This is a no brainer. In the Teldec packaging, Barenboim’s complete Wagner operas are available at roughly three dollars per disc. No librettos are included, but at this price, one can easily obtain those elsewhere.
By “general” consensus, Barenboim is the greatest living Wagnerian. Dull ADD listeners are predictably apt to lazily compare him, unfavorably, to Furtwangler, but Barenboim merely is part of the same German romantic school, one that Klemperer, and others belonged to as well. The entire collection here is in clear sound, an important factor. Luckily, the conducting is as lucid and as animated as the recording quality.

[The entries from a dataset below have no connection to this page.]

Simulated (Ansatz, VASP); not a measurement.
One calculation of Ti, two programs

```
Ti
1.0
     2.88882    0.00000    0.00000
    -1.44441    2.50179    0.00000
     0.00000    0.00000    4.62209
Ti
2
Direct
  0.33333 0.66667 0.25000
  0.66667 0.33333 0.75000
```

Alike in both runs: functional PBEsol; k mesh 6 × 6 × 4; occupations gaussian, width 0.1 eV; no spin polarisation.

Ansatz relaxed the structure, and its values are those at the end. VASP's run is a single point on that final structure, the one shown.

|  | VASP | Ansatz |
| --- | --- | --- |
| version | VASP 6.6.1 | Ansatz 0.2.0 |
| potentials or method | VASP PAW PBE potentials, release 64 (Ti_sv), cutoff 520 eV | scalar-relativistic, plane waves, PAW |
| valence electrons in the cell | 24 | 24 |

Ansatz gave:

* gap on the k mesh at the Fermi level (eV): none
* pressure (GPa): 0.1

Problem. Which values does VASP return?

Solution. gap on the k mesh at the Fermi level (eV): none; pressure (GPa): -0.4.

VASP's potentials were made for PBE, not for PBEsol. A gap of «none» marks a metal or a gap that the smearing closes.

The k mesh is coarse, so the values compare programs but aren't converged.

This Ring is one of the best modern recordings available. John Tomlinson’s Wotan can join the elite and he gives his own rogue take on it. Siegfried Jerusalem is also a characterful standout as Siegfried, Graham Clark is so slimy as Mime that he leaves a trail and Waltraud Meier’s Waltraute is colored in earthy hues. Of course, this is the same Ring that is available on DVD (with Harry Kupfer’s apocalyptic design) and may be the overall best filmed Ring to date. It compares favorably to many audio Rings, especially the stereo sets, such as Solti, Karajan, Bohm, and Boulez. Barenboim’s Ring probably surpasses all but Solti here and may, arguably, surpass the famous Culshaw produced Decca version. The Barenboim Teldec does not rely on an overabundance of effects and so, musically, may be more pure, but one’s preference will be reliant on priorities. While I might historically rank the Rings from Furtangler, Knappertsbusch, Keilberth, and Krauss on a more elevated plane, sonically those Rings, of course, cannot compete.
Tristan, Wagner’s greatest opera and the most influential music of the last hundred and fifty years, obviously means much to Barenboim as he has already produced four versions (three on film with the one audio performance on this set). Again, among modern recordings, Barenboim leads the field. This Tristan can rank comfortably with classic versions by Bohm, Furtwangler, and more contemporary traversals by Carlos Kleiber and Leonard Bernstein. Siegfiried Jerusalem and Waltrud Meier breathe their roles. While Barenboim has considerable competition as far as audio recordings, he has conducted the two best Tristans on film (one with Jerusalem and Meier, stage direction-Muller, the second with Ian Storey and Meier, stage direction-Chereau). No matter how many Tristans one may have, there is room for Barenboim’s conceptual addition.
Barenboim’s Parsifal, with Jerusalem and Merier is also among the elite and it is especially valuable as his sole, filmed Parsifal, again with Kupfer has, inexplicably, never been released on DVD, especially since it is not only the best filmed Parsifal to date it is also the only good filmed Parsifal to date. In this opera, Barenboim has less substantial competition. Knappertsbusch, Karajan and (the refreshingly different) Boulez tend to be among the highly favored but Barenboim’s incandescent reading ranks comfortably alongside them.
The rest of the operas, one and all, are beautifully conducted and Barenboim has at his disposal some of the best Wagner orchestras and choruses in the world today. Clearly, the musicians respond to a conductor who knows and loves this music. Slightly more problematic is the individual singers.
The Flying Dutchman is a robust ride, but one that cannot match Klemperer’s incomparable studio performance on EMI or his live one on the Living Stage label. Despite Barenboim’s golden hued conducting this urgent and dramatic performance is marred by Falk Struckmann’s portrayal of the protagonist. Still, it’s a worthwhile Dutchman, one of the highest ranking post-Klemperer.
While pronounced weak singing does not mar Barenboim’s Tannhauser, it is also not helped by a cast of undistinguished singers. However, again, Barenboim provides a seasoned conceptual interpretation, which is a rarity in the contemporary market. Barenboim has serious competition with Sinopoli’s recent version and classic Meitsersingers from Jochum, Kempe, Karajan and Furtwangler.
Lohengrin suits Barenboim’s romantic sensibilities quite naturally. Deborah Polaski is feverishly intense, but the rest of the cast ranges from good to adequate. The versions by Kempe and Solti are probably reference, but Barenboim’s holds his own in a depressingly sparse field.
Buying one or two of these operas separately is going to cost as much, if not more than this complete collection. Perhaps, individually, some may not consider any of these as reference, but multiple interpretations are always desired and all here remain considerable achievements, despite a few quibbles which are, inevitably, minute. These are enthusiastic, astute interpretations in state of the art sound.